More in Stash Attack Mode
Remember those times when having the ankle end of your trousers the wrong width was enough to mark you out as a little odd or seriously uncool? Happily for the eclectic amongst us, fashion is unfazed by the political waves of rigidity, close mindedness and mean spirited self interest. No fashion dictats now, find your own happy. Trouser widths are all over the place.
To put it another way, I found three trouser patterns, two recent, one old, and used some of my ludicrously huge pile of fabrics to make them up. They all, I think, look ok. From fairly narrow to jolly wide, they were:-
The chino stye from an issue of Couture Actuelle.
Couture Actuelle Pattern
This is just a moderately narrow, classic casual style with turn ups and slanting pockets at the hip (didn’t make the back welt pockets, who ever uses them?). It has a waistband with belt loops I also didn’t bother with, as a belt round my waist on trousers is as rare as a tucked in top. I made them in a white cotton drill which, if memory serves me right, came from Fabricland uk. They’re comfortable, unremarkable, light, summery, a bit casual. Zip went in in the Shoben and Ward way I’ve banged on about many times . Pattern comes like other magazine patterns without seam allowances.
Chino in White Drill
These are wide but straight ultra casual, very seasonal, elastic waisted pants. The pattern has some side pockets. I had a length of black embroidered cotton to use for these, but not enough to get fronts and backs out on separate widths. By pattern measurements I should use the medium, and to fit this on a single width I removed the side seam, making vertical welt pockets instead of the ones designed by Butterick. As it turned out I need not have bothered, ease acreage is generous and I could have used a smaller size. They’re light, comfy, the kind of pants you could sleep in. The fabric I believe came from Myrtille.
Black Embroidered Cotton
Very Easy Vogue 9198
This pattern was intact, despite its tatty envelope. I haven’t found it online yet, but it has a distinctly 80s look to judge by the padded shoulders those gals are sporting. Remember suit shoulders bulked out sideways with huge lumps of foam? Looking past the bullish shoulder pads , I thought the flowing pleated pants in the artwork might look ok.
Pleat front Trousers
A length of some kind of lightweight poly bought on a London market at £1 a yard beckoned. The pattern has front pleats and a back zip. The side seam falls straight, the fullness is increased by those generous pleats, which aren’t the little tucks you get at the waistline of Oxford Bags, but proper full pleats from hip to waist, made by slashing the block from waist to hem and adding width. It looks like a skirt when you stand still. The pattern harks from the days of single sizes and pre-dates vanity sizing. My size fit snugly on the hips and the waist needs a couple of low carb weeks. Not only does the pattern have seam allowances, but they’re printed on it. You really can’t mess up with these old patterns. Or so I thought.
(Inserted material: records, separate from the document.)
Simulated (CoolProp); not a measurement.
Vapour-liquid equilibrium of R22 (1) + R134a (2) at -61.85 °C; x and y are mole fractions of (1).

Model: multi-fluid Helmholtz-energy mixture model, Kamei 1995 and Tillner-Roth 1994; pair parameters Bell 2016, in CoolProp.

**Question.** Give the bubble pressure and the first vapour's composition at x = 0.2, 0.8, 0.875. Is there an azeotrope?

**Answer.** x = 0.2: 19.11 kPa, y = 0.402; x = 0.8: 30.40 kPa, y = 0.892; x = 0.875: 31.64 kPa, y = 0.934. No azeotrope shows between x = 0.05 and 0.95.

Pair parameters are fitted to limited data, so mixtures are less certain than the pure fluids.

In the spirit of full disclosure, I didn’t make these all that carefully. What if they looked comically outdated? No point working up a sweat. The result of this slapdashery was the invisible zip coming adrift because I hadn’t sewn across the snipped end well enough. I unzipped it first wearing and puller went shooting off the end and disappeared. I was just going to go with the on-the-floor shot, but with gritted teeth I’ve ripped out the old zip and stitched a new one in, zigzagging across the end a zillion times. The shot below reflects the hacked off mood nicely, my lens wasn’t square with the ground, I’m falling gently sideways and it’s too darn hot to do anything about it. I’m wearing them, they’re ok. I mean for £2.50 who’s nitpicking?